Financial services organisations are being challenged as never before to recognise and respond to the serious risk of human rights violations within their operations and across their global networks of suppliers and partners.
Today’s trend of emerging legislation – as witnessed in the US, the UK, the Netherlands, France, Australia and beyond – is intensifying finance-sector scrutiny concerning human rights issues that include:
Respect for human rights is considered a fundamental business responsibility today under the UN 2011 Guiding Principles on Business and Human Rights (UNGPs). In addition to the UNGPs – under which global financial firms must possess a clear policy on human rights management – the OECD’s Guidelines for Multinational Enterprises provides financial institutions with best practices for responsible global conduct. This includes a focus on due diligence and the requirement to assess real and potential human rights issues, act on findings, track responses, and communicate how issues are being managed.
The trend towards enhanced human rights awareness and performance among financial firms also includes the need for grievance mechanisms. As specified under both the OECD Guidelines for Multinational Enterprises and the UNGPs, banking clients receiving project financing must have a grievance mechanism to address and resolve issues or violations.
While the UNGPs are considered the internationally accepted framework for business practices regarding human rights today, financial-sector compliance remains limited. Today’s typical executive response on the issue? “What does human rights have to do with us?”
Failure to identify and respond to issues can lead to costly and disruptive legal action, investor divestment, negative publicity, reputation damage and significant financial loss. Managing human rights is not only about doing the right thing to prevent harm – it’s also about protecting the bottom line.
Several widely reported human rights cases involving banks have served as instructive examples of what type of risks emerge in the financial sector. For example, several Dutch banks provided more than US$5 billion in financing or investments to palm oil producers who were found to be involved in human rights cases that included environmental issues and disruption of local communities in several countries.1
Some global financial institutions are making progress in the wake of such revelations. Major initiatives include the Dutch Banking Sector Agreement on International Responsible Business Conduct, created to ensure that, in the case of corporate lending and project financing, human rights are respected as set out under both the OECD Guidelines and UNGPs. The agreement requires banks to be transparent about investment portfolios, client screening and their response to clients involved in human rights cases. Dutch banks will also maintain a grievance mechanism for human rights cases.
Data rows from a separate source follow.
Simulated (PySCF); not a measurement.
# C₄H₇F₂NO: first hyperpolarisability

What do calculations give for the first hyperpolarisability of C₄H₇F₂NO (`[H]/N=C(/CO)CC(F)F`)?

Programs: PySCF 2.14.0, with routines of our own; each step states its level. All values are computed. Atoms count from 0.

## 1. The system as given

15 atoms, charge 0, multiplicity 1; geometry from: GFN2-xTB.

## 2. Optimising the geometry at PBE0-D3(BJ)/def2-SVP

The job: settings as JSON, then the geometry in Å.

In addition, 73 Dutch pension funds with EUR1,179 billion in invested assets in December 2018 signed a covenant with the Dutch Government, NGOs and unions to map, predict and prevent or address human rights violations within their global portfolios.2
In Australia, banks and other financial institutions are beginning to respond to new modern-slavery legislation requiring large businesses to publicly report on how they manage the risk of modern slavery within operations and across supply chains. One leading firm we worked with is deepening supplier relationships in high-risk geographies as part of a suite of measures to better manage the risk of negative human rights impacts.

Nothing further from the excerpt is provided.